Blatant share price ramping and other abuses took place on the Kuala Lumpur Stock Exchange and in
stock-broking firms, with share prices shooting sky-high entirely on the basis of speculation and rumour,
which the Malaysian authorities and politicians were only too proud to point to as being the result of their
new dynamic policies, far from wanting to regulate or eliminate such unhealthy practices. They failed to see
the potentially more dangerous effects of such a situation. Malaysia had now become the fastest growing
investment centre in the region, slightly overshadowed perhaps by Thailand and Indonesia which attracted a
different kind of investor. Many made money in this kind of market, and many borrowed heavily to
speculate, notwithstanding that share prices did not reflect their net tangible assets or earnings per share
ratios or their real values.

In their hurry to show the world that "Malaysia Boleh!" Mahathir, Daim and their cronies became careless.
They failed to take heed of the warning signals. Uncaring and unfeeling foreign investors do not reward
carelessness and would be the first to take advantage of the situation, but they did not seem to realize this,
choosing instead to believe their own hype.

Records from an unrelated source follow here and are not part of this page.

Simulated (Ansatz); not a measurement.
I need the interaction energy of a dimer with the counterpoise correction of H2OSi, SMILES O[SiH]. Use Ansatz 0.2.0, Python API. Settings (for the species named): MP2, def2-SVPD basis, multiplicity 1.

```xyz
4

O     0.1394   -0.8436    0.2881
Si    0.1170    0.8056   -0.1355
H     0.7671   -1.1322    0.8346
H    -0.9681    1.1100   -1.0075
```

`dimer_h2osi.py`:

The overall situation was rife for short term investment (or hot money) to make its move to Malaysia, and
the Malaysian authorities being more concerned about sustaining the incredible growth levels of all sectors of
the economy again failed to see this happening. This hot money made a beeline for the stock market,
tempted by the prospects of hefty immediate and short term gains. Local "investors" including many of the
Mahathir and Daim’s cronies were also tempted and thinking that nothing could go wrong, actually
borrowed huge sums of money from both local and foreign banks on the security of their grossly inflated
shareholdings to buy up assets, projects and companies of doubtful worth or potential. They had now really
fallen into the trap of believing their own hype (and that of their government of course).

All this while, both foreign hot fund managers and foreign currency speculators had been watching the
regional markets very carefully for the early signs of decline, with fast exit in mind. They knew (as most
locals did not as yet realize) that the absurd returns bordering on the obscene from these stock markets
were just not sustainable, and when private and government debt in non-productive areas slowly began to
creep up, increasingly became jittery.